|Winston-Salem State plays up to title aspirations|
|Published Thursday, February 7, 2013 8:11 am|
It’s not enough for Winston-Salem State basketball to be good.
|Winston-Salem State guard Justin Glover leads the Rams in scoring at 16 points per game. WSSU is ranked 16th in NCAA Division II, making the Rams the only CIAA program in the top 20.|
The Rams have to dominate, especially in the CIAA.
WSSU (16-4, 3-2 CIAA South) have the league’s best record and is the only CIAA school ranked in the top 20 in Division II (No. 16 as of last week). Accomplishments are expected, like the CIAA tournament championship last year in the Rams’ second season back in the league.
“We’re Winston-Salem State, so to be playing in front is what’s expected,” Rams coach Bobby Collins said. “It’s expected from our administration, it’s expected from myself but we understand all the rankings and all the winning records are good but we still know it’s all about those three games in March and making it to the national championship.”
WSSU has the ingredients to compete for postseason titles. The Rams have eight seniors on the 17-player roster and they’re familiar with Collins’ system and attention to detail.
“We’ve got a lot of returners, so we know what coach expects, how the game should be played, how fast it should be, how slow it should be,” said Justin Glover, the Rams’ top scorer at 16 points a game. “We just make adjustments every time and we’re in sync. We just get it together.”
“They just have a very strong command of what they’re trying to do,” Johnson C. Smith coach Steve Joyner said. “They don’t get rattled, they understand situations with the game – time score, the whole nine yards. I was very impressed with that.”
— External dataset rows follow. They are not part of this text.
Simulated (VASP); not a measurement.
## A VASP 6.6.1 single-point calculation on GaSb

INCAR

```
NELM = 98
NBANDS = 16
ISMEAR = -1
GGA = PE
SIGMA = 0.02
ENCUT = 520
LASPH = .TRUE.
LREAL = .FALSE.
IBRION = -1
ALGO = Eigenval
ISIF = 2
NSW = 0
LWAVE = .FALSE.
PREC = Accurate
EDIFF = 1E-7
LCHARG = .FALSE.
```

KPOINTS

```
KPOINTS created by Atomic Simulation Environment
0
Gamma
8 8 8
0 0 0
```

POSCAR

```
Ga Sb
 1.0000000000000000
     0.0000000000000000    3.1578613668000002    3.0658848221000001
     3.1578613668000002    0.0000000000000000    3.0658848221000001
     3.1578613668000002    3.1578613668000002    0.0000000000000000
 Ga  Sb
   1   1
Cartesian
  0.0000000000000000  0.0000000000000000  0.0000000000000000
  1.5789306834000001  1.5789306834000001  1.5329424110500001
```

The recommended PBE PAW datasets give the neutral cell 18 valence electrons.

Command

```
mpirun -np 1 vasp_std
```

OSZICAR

The Rams have been together long enough to become the CIAA’s standard-bearer three years after abandoning a transition to Division I. Two seasons ago, WSSU won the CIAA South but fell flat in the tournament. Last year the Rams won it all and an automatic berth in the Division II tournament. With depth, talent and experience, they’re looking to do more as Collins juggles minutes.
“It makes me look smart when they play up to my expectations, but it’s not easy,” he said. “…It’s more difficult coaching talent than it is guys without talent because everybody wants to play, so management is the biggest part of this team. As long as we have the right guys on the floor at the right time, keeping the guys on the bench somewhat happy…you have to play the best way you can and I have to do the best I can managing.”
That’s where on-court leadership has served the Rams. Younger players like sophomore forward WyKevin Bazemore and freshman Michel-Ofik Nzege can lean on the experience of seniors Kimani Hunt and Wakefield Ellison, an East Carolina transfer.
“All the returners try to be good leaders on the court,” said Glover, a senior guard. “The new guys, they listen to us with everything we’ve got to say and it works out.”
In order for it to work in 2013, the Rams will need to remain hungry and focused. The national attention has been beneficial, but Collins counsels his Rams that the league – especially the South – is competitive. Five teams in the division have plus-.500 records and WSSU has lost to upstarts St. Augustine’s and Livingstone while beating traditional powers JCSU and Shaw.
“We also remember getting knocked out in the first round of the CIAA, too,” Collins said. “So this team understands that this is good. We don’t even talk about being ranked nationally. We don’t talk about the winning streak we had. We know it’s one game at a time.”